GKE Making Kubernetes Upgrades (Extremely) Easy
At some point, you have to upgrade. And invariably, upgrades are dicey. So much so that entire organizations would rather continue running old (and quite vulnerable or unsupported) software rather than deal with upgrading to the latest (and safest) stable version of a given software platform. And that’s just traditional software.
Kubernetes is not (yet) traditional software, and it includes numerous moving parts and pieces that in aggregate provide one of the most compelling operational deployment platforms we’ve seen in tech history. This inherent complexity has implications in two ways:
- Multi-tenancy is an almost forced decision due to the difficulty with which Kubernetes distributions are managed. Operations teams today are simply not built to support at-will provisioning of Kubernetes clusters. This is precisely why GKE exists, to give organizations the inherited capability to run like Google and provision at will.

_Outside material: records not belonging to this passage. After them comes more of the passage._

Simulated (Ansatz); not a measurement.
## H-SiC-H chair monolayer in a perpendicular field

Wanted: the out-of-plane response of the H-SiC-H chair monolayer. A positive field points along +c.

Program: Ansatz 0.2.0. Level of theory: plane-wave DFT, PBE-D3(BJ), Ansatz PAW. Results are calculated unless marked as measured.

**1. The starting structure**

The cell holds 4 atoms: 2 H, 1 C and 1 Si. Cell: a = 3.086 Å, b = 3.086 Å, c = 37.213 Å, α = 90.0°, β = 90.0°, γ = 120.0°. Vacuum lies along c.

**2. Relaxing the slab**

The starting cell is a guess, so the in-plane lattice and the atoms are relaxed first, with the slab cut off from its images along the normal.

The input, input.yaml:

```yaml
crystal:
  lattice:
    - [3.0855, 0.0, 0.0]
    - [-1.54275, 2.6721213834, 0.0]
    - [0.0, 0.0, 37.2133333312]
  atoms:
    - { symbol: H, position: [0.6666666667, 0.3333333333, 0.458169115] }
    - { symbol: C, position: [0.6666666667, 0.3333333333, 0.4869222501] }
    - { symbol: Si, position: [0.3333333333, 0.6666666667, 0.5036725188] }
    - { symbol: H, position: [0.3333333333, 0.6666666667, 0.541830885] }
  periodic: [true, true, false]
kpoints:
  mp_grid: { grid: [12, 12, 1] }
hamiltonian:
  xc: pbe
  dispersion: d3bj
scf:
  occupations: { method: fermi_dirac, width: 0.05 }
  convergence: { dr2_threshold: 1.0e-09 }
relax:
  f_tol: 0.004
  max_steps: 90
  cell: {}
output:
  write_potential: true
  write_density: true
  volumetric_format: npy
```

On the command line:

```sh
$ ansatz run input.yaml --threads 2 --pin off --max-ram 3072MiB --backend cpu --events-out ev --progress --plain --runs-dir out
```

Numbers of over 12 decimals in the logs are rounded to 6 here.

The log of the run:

- Upgrading Kubernetes distributions is operationally error-prone. Artifacts are left over, configurations go stale, components are missed, deployments break, etc.
The second you enter into a multi-tenant environment, upgrades become a decision by committee at best and a non-starter at worst. But this isn’t a discussion of multi-tenancy (that’s another post). This is more about the fact that an upgrade is often a traumatic event. And it really doesn’t have to be. Google’s Kubernetes Engine (GKE) provides a means by which Kubernetes can be used and operated effectively.
There are two primary ways, in my mind, to safely and reliably perform cluster upgrades without putting your workloads at risk:
- You can programmatically provision a new cluster in GKE on demand at the target Kubernetes version, and deploy/test your workloads before sun-setting the older cluster in a blue/green format.
- GKE uniquely provides you with a way to define a node pool as part of your existing cluster, where specific nodes are provisioned at the target Kubernetes version. This allows you to perform a blue/green deployment environment in a single cluster. Once satisfied, you can upgrade your original nodes.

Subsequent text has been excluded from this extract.